GENEVA, March 20 (Reuters) - The United Nations is testing a new road route to deliver aid to the Syrian city of Qamishli, and also has provisional approval from the Syrian government for supplies to cross the border from Turkey, according to minutes of a logistics meeting published on Monday.
Kurdish-dominated Qamishli has been receiving hundreds of aid airlifts from Damascus since July last year, flown in by the U.N. World Food Programme (WFP), partly in preparation for a possible influx of refugees from the battle for Mosul in Iraq.
Despite historic enmity, Syrian Kurdish groups have steered clear of confrontation with the Syrian government in the six-year-old civil war.
The route trial comes after the head of the Kurdish-led administration in northeastern Syria said this month that a new land corridor to the government-controlled west had opened up after advances by Syrian government forces. He said the corridor marked an economic breakthrough for the autonomous region which had been under "siege" by hostile parties.
Minutes of a meeting of U.N. aid agencies in Damascus on March 16, including representatives of WFP and the U.N. humanitarian agency UNHCR, suggested aid convoys could soon take advantage of the new land route.
"WFP and UNHCR are in the process of sending humanitarian assistance by road as a trial from Damascus or Aleppo through Menbij to reach Qamishli," the minutes of the meeting said.
"This will be the first time U.N. agencies send trucks to Qamishli directly. Both agencies have submitted a request to the (Syrian) Ministry of Local Affairs and are awaiting approval."
The U.N. has for months also been asking permission to truck aid into Qamishli from the Turkish border town of Nusaybin. Airlifting aid is expensive and inefficient compared to sending a convoy of trucks.

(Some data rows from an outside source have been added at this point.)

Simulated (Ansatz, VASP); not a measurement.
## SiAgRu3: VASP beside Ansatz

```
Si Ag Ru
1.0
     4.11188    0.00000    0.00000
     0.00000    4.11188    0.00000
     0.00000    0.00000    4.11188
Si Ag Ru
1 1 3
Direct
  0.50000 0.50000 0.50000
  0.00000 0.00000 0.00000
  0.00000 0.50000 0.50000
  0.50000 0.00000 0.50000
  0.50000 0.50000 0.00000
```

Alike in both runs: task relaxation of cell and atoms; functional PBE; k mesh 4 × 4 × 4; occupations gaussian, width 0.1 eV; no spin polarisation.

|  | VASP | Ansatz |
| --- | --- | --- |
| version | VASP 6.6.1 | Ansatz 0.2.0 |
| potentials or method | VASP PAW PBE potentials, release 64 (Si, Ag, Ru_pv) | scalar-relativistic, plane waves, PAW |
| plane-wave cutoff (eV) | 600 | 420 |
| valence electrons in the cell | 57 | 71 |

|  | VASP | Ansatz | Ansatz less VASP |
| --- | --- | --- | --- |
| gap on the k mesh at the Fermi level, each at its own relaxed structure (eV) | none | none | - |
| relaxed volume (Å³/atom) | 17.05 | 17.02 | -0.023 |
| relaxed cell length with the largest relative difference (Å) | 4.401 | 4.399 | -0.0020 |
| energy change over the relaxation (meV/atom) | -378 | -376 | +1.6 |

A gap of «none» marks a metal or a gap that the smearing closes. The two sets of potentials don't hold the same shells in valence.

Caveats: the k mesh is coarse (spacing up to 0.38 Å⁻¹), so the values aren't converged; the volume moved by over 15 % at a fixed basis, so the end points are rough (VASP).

Syria's Foreign Ministry had told the chief U.N. humanitarian official in the country that Syria's government was ready to approve use of the crossing, provided that approval is also obtained from the Turkish Government, the minutes said.
That may not be straight forward. Turkey to the north of Syria's Kurdish region is hostile to the YPG, the main Syrian Kurdish militia.
The ministry's letter also said aid deliveries would have to be coordinated with the governor and relief sub-committee of Syria's Hasakeh governorate.